Doing Redundant Work to Speed Up Distributed Queries

20 Sep 2012

tl;dr: In distributed data stores, redundant operations can dramatically drop tail latency at the expense of increased system load; different Dynamo-style stores handle this trade-off differently, and there’s room for improvement.

Update 10/2013: Cassandra has since added support for “speculative retry”–effectively, Dean’s suggestions applied to Dynamo reads, as described below.

Update 9/2014: Akka 2.3.5 introduced support for this kind of speculative retry.

At scale, tail latencies matter. When serving high volumes of traffic, even a miniscule fraction of requests corresponds to a large number of operations. Latency has a huge impact on service quality, and looking at the average service latency alone is often insufficient. Instead, folks running high-performance systems at places like Amazon and Google look to the tail when measuring their performance.1 High variance often hides in distribution tails: in a talk at Berkeley last spring, Jeff Dean reported a 95 percentile latency of 24ms and a 99.9th percentile latency of 994ms in Google’s BigTable service—a 42x difference!

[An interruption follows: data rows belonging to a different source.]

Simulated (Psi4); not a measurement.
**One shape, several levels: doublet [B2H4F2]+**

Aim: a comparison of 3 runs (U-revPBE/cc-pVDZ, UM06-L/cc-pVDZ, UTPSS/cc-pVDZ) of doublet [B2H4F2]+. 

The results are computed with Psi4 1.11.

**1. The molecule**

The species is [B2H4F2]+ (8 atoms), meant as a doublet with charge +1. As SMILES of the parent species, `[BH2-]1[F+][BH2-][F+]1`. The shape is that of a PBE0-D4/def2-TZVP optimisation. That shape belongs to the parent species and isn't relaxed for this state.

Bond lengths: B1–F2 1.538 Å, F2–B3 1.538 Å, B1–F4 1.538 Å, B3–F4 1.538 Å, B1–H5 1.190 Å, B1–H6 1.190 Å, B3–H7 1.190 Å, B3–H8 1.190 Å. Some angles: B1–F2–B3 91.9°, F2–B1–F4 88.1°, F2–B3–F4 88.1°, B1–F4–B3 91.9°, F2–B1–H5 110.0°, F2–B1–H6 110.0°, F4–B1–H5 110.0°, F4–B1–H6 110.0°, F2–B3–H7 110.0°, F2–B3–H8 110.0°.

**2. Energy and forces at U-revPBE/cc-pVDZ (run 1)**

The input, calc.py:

In distributed systems, there’s a subtle and somewhat underappreciated strategy for reducing tail latencies: doing redundant work. If you send the same request to multiple servers, (all else equal) you’re going to get an answer back faster than waiting for a single server. Waiting for, say, one of three servers to reply is often faster than waiting for one of one to reply. The basic cause is due to variance in modern service components: requests take different amounts of time in the network and on different servers at different times.2 In Dean’s experiments, BigTable’s 99.9th percentile latency dropped to 50ms when he sent out a second, redundant request if the initial request hadn’t come back in 10ms—a 40x improvement. While there’s a cost associated with redundant work—increased service load—the load increase may be modest. In the example I’ve mentioned, Dean recorded only a 5% total increase in number of requests.3

Learning about Google’s systems is instructional, but we can also observe the trade-off between tail latency and load in several publicly-available distributed data stores patterned on Amazon’s influential Dynamo data store. In the original paper, Dynamo sends a client’s read and write requests to all replicas for a given key. For writes, the system needs to update all replicas anyway. For reads, requests are idempotent, so the system doesn’t necessarily need to contact all replicas—should it? Sending read requests to all replicas results in a linear increase in load compared to sending to the minimum required number of replicas.4 For read-dominated workloads (like many internet applications), this optimization has a cost. When is it worthwhile?

Open-source Dynamo-style stores have different answers. Apache Cassandra originally sent reads to all replicas, but CASSANDRA-930 and CASSANDRA-982 changed this: one commenter argued that “in IO overloaded situations” it was better to send read requests only to the minimum number of replicas. By default, Cassandra now sends reads to the minimum number of replicas 90% of the time and to all replicas 10% of the time, primarily for consistency purposes.5 (Surprisingly, the relevant JIRA issues don’t even mention the latency impact.) LinkedIn’s Voldemort also uses a send-to-minimum strategy (and has evidently done so since it was open-sourced). In contrast, Basho Riak chooses the “true” Dynamo-style send-to-all read policy.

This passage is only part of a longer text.